49% blockchain stake of Andy Warhol painting going up for auction

The blockchain art auction shows off the benefits of fractionalisation, digitisation and tokenisation.
In a world first, blockchain company Maecanas is auctioning off a 49% stake of the Andy Warhol painting 14 Small Electric Chairs in bitcoin, Ether or ART (the Maecanas native token). The complete painting is valued at $5.65 million, and the auction will be accepting a minimum of $4 million.
It's not the world's first blockchain and crypto art auction, but it is the world's first tokenised fractionalised fine art auction. In this case, that fraction is a 49% stake in the artwork for the buyer. The artwork will also be written onto the Codex Blockchain and given a Codex title.
Asset digitisation, or tokenisation, has been one of the more apparent immediate applications of blockchain technology. It's exactly what it sounds like, with physical assets being represented on the blockchain.

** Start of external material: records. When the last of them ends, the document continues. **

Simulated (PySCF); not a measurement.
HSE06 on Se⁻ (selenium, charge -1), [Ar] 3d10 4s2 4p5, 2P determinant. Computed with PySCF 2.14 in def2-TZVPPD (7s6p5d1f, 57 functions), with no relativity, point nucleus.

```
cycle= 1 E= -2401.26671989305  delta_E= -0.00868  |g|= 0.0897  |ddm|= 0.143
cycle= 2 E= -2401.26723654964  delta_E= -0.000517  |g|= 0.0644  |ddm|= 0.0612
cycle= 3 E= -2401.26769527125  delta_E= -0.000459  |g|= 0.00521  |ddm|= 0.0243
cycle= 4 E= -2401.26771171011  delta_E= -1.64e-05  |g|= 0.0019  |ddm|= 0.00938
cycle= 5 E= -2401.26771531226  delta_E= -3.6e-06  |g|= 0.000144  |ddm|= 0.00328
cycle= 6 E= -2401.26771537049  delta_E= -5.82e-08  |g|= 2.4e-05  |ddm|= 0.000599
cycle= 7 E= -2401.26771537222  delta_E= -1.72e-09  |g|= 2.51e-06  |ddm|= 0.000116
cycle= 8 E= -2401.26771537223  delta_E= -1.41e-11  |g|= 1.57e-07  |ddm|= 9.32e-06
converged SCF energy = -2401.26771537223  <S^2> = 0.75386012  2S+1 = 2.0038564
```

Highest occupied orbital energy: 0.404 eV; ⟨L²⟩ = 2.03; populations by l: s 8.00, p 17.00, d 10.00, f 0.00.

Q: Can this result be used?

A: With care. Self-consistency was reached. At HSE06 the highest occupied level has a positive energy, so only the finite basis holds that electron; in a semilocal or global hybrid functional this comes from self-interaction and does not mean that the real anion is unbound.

Although the benefits of asset tokenisation might not be immediately obvious, it can serve a range of valuable purposes. Asset fractionalisation is one of the more straightforward applications.
Fine art, less-fine art, exotic cars, mint condition comic books or baseball cards and other physical collectables can be some of the world's most consistently valuable and quickly appreciating assets. So as an investment class they're often regarded as well worth a slice of a portfolio. They come with some major downsides though.
For example, some serious maintenance expenses, the poor liquidity and difficult transferrability of delicate physical assets, and a very high minimum entry price for anyone who wants to diversify their portfolio to these kinds of investments. Previously, there was no real way of buying a fraction of an exotic car, or a small piece of rare art.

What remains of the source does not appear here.